I would like to provide a comprehensive list of important books to read, like christian_left did, but my reading is neither so broad nor so organized. I would, however, like to recommend from my recent reading Marcus Rediker's Villains of All Nations: Atlantic Pirates in the Golden Age (Beacon Press, 2004). I will attempt to make a case for its political and cultural relevance.
Rediker describes seamen as a maritime proletariat, and the ships they worked on as the factories of the 18th century world--the machines through which large amounts of capital were accumulated. Turning pirate--or choosing to go 'on the account,' in 18th century terms--was as much a labor action as an attempt to get rich. Of use for us today, I think, is the description of the communal and democratic nature of pirate society. The ship was held to be common property, and important decisions (such as who would be captain) were voted on by the crew. Any wealth generated by the operation of the ship was distributed in shares to the entire crew in accordance with compacts (usually written) agreed upon beforehand by the entire crew.
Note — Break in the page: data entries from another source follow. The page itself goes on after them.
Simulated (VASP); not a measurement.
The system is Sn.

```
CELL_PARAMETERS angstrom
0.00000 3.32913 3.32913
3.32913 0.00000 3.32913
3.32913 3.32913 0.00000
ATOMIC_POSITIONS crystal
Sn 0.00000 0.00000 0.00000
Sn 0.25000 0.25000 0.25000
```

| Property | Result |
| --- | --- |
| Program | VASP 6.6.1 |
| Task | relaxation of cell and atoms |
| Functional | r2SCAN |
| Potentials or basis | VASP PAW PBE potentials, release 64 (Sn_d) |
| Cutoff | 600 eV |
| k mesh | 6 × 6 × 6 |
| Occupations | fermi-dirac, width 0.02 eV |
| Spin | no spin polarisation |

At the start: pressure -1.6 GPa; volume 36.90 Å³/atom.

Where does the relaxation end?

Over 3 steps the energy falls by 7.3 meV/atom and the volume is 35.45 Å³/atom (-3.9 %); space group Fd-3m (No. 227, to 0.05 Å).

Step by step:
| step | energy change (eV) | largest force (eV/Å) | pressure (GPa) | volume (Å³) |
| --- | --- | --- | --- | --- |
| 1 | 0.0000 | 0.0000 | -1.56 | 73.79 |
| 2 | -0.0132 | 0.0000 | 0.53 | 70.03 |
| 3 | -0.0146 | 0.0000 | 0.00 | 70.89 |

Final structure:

This form of communal self-organization in opposition to the state and to capital is an important precedent for those seeking to resist the current near-hegemony of free market corporate capitalism. Keeping even the idea of such forms of society alive in an age increasingly dominated by obsequience to hierarchy, profit and blind self-interest helps preserve the hope for viable alternative movements. And, although I tend not to believe in national characters, the figure of the rebel against authority and privilege is vitally important to the American mythos. A political movement that incorporated a revival of purposeful rebelliousness could tap into cultural currents very powerful to American society.
Rediker may have an overly romantic view of pirates and pirate society, but his scholarship seems quite sound. For a more in-depth survey of the world of the 18th century seaman, Rediker's earlier, more scholarly book, Between the Devil and the Deep Blue Sea: Merchant Seaman, Pirates, and the Anglo-American Maritime World, 1700-1750 (Cambridge UP, 1987) is also quite good, though longer and less entertaining.